W. D Wetherell's story “The Bass, the River, and Sheila Mant” is about two teenagers who meet during one summer vacation. This kind of story is often called a “coming of age” story, (in literary circles sometimes referred to as a “bildungsroman”). The focus in such a story is usually the development of the main character, including some sort of significant character change.
Teenage years are all about change, whether we like it or not. While the most obvious changes are occurrings to our bodies, we are also changing psychologically, socially, morally, and spiritually. Wetherell chose these young characters so that he could focus on the important lesson that the unnamed male learns on his ill-fated date with Sheila Mant.
The reader finds out pretty quickly how old the narrator is; here are the first couple of lines from the story:
There was a summer in my life when the only creature that seemed lovelier to me than a largemouth bass was Sheila Mant. I was fourteen.
That's a nice opening sentence, packed with meaning. We know immediately that the narrator is going to be torn between two things: his love of fishing and a girl.

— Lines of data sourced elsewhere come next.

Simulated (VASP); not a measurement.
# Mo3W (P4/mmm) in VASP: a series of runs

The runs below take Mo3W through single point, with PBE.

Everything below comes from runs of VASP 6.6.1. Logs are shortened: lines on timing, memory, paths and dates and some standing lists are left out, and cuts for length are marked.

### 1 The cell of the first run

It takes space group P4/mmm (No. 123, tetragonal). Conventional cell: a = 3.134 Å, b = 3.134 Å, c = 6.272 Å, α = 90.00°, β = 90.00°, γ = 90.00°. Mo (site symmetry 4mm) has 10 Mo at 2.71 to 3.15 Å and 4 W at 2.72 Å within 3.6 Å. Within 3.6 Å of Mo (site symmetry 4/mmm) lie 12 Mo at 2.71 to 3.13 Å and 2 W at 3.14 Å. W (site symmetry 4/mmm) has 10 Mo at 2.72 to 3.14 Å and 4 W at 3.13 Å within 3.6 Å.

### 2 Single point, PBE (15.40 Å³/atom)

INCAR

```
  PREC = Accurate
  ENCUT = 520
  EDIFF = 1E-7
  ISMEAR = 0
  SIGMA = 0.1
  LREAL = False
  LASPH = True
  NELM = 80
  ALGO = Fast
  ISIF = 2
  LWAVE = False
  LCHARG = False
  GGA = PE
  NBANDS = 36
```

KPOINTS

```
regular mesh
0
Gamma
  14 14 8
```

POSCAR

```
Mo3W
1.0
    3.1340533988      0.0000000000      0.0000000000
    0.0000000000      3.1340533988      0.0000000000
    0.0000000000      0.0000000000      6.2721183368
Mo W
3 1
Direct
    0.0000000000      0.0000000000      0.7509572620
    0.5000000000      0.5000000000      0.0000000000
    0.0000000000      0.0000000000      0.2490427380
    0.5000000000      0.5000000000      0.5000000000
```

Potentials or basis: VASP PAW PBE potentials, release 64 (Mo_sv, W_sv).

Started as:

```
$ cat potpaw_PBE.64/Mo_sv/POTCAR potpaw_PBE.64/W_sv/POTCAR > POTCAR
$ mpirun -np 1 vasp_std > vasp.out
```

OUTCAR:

It doesn't take long to find out how old Sheila is. In the next paragraph the narrator tells us:
Sheila was the middle daughter—at seventeen, all but out of reach.
She is “out of reach” in more ways than one, but the age difference is certainly important at that stage in life. By the end of the story Sheila has dumped the narrator at the fair for an older guy, Eric Caswell, who offers her a ride home in his Corvette. The narrator then tells us, in the story's final paragraph, that he learned not to make that sort of mistake again.